Figure 1. Shapes image © 2007 TTS Group Ltd.
What are some common terms for 3D shapes? Here is a collection of 3D shapes in Figure 2.. Notice that 3D shapes have faces (sides), edges, and vertices (corners). The exception is a sphere (ball) which has no edges or vertices. (BBC, 2007):
Figure 2. 3dimensional (3D) shapes have faces, edges, and vertices. (BBC, 2007; image ©2007 BBC.)

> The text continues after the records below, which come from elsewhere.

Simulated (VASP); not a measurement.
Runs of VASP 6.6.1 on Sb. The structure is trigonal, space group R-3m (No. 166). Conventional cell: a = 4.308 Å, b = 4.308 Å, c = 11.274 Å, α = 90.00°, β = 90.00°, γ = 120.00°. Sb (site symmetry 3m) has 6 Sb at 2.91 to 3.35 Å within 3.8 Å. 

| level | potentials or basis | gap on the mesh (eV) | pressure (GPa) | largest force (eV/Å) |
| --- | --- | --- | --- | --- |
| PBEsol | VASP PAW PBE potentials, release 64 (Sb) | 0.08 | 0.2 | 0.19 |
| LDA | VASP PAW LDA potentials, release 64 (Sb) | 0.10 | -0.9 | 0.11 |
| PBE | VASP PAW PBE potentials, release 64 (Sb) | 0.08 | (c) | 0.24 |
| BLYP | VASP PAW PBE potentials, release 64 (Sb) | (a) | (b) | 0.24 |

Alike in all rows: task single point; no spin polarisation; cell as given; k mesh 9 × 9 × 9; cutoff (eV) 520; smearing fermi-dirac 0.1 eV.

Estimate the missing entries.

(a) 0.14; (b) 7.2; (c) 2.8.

We live in a world of shapes, all with unique and interesting properties. Properties are certain qualities of an object that can be used to characterize that object. Geometry is the study of the properties of shapes in mathematics. Here are some properties of shapes that you may already have some experience with:
 Dimension  Dimension is a property of a shape, and tells us if the shape has depth. A school playground is 3D, but a drawing you make on a flat piece of paper is 2D.
 Length  The edges of a shape have a certain length. The length of the edges of a shape is what gives it a certain size, and can be measured. The faces of both 2D and 3D shapes have edges of certain length. You experience this property when you measure the edge of something with a ruler.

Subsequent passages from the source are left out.